Machine Learning Pokemon Battle Bot

A personal project where I'm trying to teach a computer to play competitive Pokemon battles.

About This Project

So I've been a Pokemon fan my whole life, and I've always been fascinated by how deep the competitive battling scene is. This project is basically me combining that love for Pokemon with my interest in machine learning and AI. The idea is to start simple with some basic bots that follow rules I code manually, then eventually build up to a machine learning model that can actually learn from playing thousands of battles.

Right now I'm working with Pokemon Showdown, which is this online battle simulator where you can play Gen 8 Random Battles. The format is perfect for this because both players get random teams of 6 Pokemon, so it really tests how well your bot can make decisions on the fly rather than just memorizing optimal teams.

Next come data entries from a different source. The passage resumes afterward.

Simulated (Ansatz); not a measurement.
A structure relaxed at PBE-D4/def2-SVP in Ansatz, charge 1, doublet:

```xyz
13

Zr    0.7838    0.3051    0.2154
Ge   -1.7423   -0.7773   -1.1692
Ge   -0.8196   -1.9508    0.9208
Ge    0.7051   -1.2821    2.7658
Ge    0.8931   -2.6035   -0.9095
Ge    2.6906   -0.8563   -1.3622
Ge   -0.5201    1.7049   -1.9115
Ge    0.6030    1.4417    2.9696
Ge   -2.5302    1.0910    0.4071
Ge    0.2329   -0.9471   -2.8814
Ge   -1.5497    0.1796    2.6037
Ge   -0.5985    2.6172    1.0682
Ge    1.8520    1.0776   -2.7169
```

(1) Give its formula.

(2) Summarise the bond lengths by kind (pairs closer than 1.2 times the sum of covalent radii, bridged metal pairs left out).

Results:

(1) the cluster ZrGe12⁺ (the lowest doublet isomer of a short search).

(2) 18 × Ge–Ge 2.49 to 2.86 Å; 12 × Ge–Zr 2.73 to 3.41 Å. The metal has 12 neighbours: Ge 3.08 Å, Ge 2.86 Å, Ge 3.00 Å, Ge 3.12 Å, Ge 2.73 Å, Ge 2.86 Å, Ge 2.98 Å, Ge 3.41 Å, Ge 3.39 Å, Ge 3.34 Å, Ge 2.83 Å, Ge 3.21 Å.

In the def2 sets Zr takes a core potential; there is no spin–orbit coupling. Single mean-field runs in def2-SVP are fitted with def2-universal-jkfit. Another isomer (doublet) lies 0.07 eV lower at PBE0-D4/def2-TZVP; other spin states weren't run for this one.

The tech stack I'm using includes Python for everything, the poke-env library which makes it way easier to interface with Pokemon Showdown, and eventually I want to implement some reinforcement learning algorithms such as Q Learning or Deep Q Networks.

The Three Bots

I built three different bots to test out different strategies and see what actually works. Each one uses a totally different approach to making decisions in battle.

1. Random Bot

Strategy: Just picks whatever move randomly

This is basically my control group. It literally just picks a random move from whatever's available each turn. No thinking, no strategy, just pure randomness. I needed this as a baseline to see if my other bots are actually doing anything smart or if they're just getting lucky. If my fancy bots can't beat a random number generator, then I know something's really wrong with my code.

2. Max Damage Bot

Strategy: Always go for the biggest number

This one's pretty straightforward. Every turn, it looks at all the moves it can use and just picks whichever one has the highest base power. So if it has Earthquake (base power 100) and Tackle (base power 40), it's always going with Earthquake. The interesting thing is that this bot completely ignores type effectiveness. It might use a Water move against a Water type even though that does basically nothing. But despite being super simple, it actually performs surprisingly well against the random bot, which shows that having any kind of consistent strategy is better than nothing.

3. Custom Strategy Bot

Strategy: Actually tries to play smart

This is where things get interesting. I built this bot to use a priority system where different strategic factors get weighted and combined to make decisions. Here's what it thinks about:

Type effectiveness: This gets the highest priority. If it can hit something super effective (using Electric against Water, for example), it really wants to do that because super effective moves deal 2x damage.
STAB bonus: STAB stands for Same Type Attack Bonus. When a Pokemon uses a move that matches its own type, it gets a 1.5x damage boost. So a Water type Pokemon using Water Gun does more damage than a Grass type using the same move.
Dynamax timing: In Gen 8, you can Dynamax once per battle to make your Pokemon giant and boost its HP and move power. The bot tries to use this strategically when both Pokemon are relatively healthy so it can actually swing the momentum of the battle.
Switching decisions: If the bot's current Pokemon is taking super effective damage or can't hit the opponent effectively, it'll switch to something with a better type matchup instead of just staying in and dying.
Setup moves: Sometimes it's worth using a turn to boost your stats (using Swords Dance to double your attack, for example) instead of attacking immediately. The bot recognizes when it's safe to do this, such as when the opponent can't hit it very hard.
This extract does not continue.